Showbiz biopics too often disappoint because instead of providing insights on their subjects’ creative process they tend to focus on their personal trials and tribulations and end up little more than glorified soap operas with a few tunes attached.
For a while in this one, it seemed that would not be the case. It concentrates on what the musician went through in 1981-82 while creating and producing his stark, acoustic “Nebraska” album. But here’s the thing. Springsteen suffered from chronic depression, and director Scott Cooper, working from a book by Warren Zanes (who also penned the far superior “20 Feet from Stardom”) chooses to make this the film’s central theme.
Perhaps he thought this against-the-grain, artist-in-crisis, American gothic approach would appeal to, you know, the Boss’s truer fans. The director’s ambition to make something that isn’t just a greatest-hits juke-box musical is admirable, but the execution falls short, and the result is, forgive me, dour and more than a little boring.

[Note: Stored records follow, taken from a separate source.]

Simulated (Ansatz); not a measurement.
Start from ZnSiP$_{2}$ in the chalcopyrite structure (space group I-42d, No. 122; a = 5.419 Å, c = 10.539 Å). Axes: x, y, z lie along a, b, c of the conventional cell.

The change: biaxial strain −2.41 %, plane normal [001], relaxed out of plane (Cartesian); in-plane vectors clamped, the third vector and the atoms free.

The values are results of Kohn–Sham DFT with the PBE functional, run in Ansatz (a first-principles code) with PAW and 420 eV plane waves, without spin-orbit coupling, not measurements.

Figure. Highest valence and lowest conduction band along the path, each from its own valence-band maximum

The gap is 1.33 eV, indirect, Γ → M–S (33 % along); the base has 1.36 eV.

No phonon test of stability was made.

On the plus side, Jeremy Allen White (The Bear), doing his own singing, mimics the star beautifully, and Jeremy Strong (Succession) as his producer and Stephen Graham as his abusive dad provide terrific supporting work.
It’s a valiant if not entirely successful attempt to understand the links between creativity and madness, a brooding, cerebral movie that lacks a clear dramatic arc and is ultimately not nearly as profound as it imagines itself to be. Well done for what it is, and ard-core fans will undoubtedly love it, but it never really transcends its central tortured-artist cliché.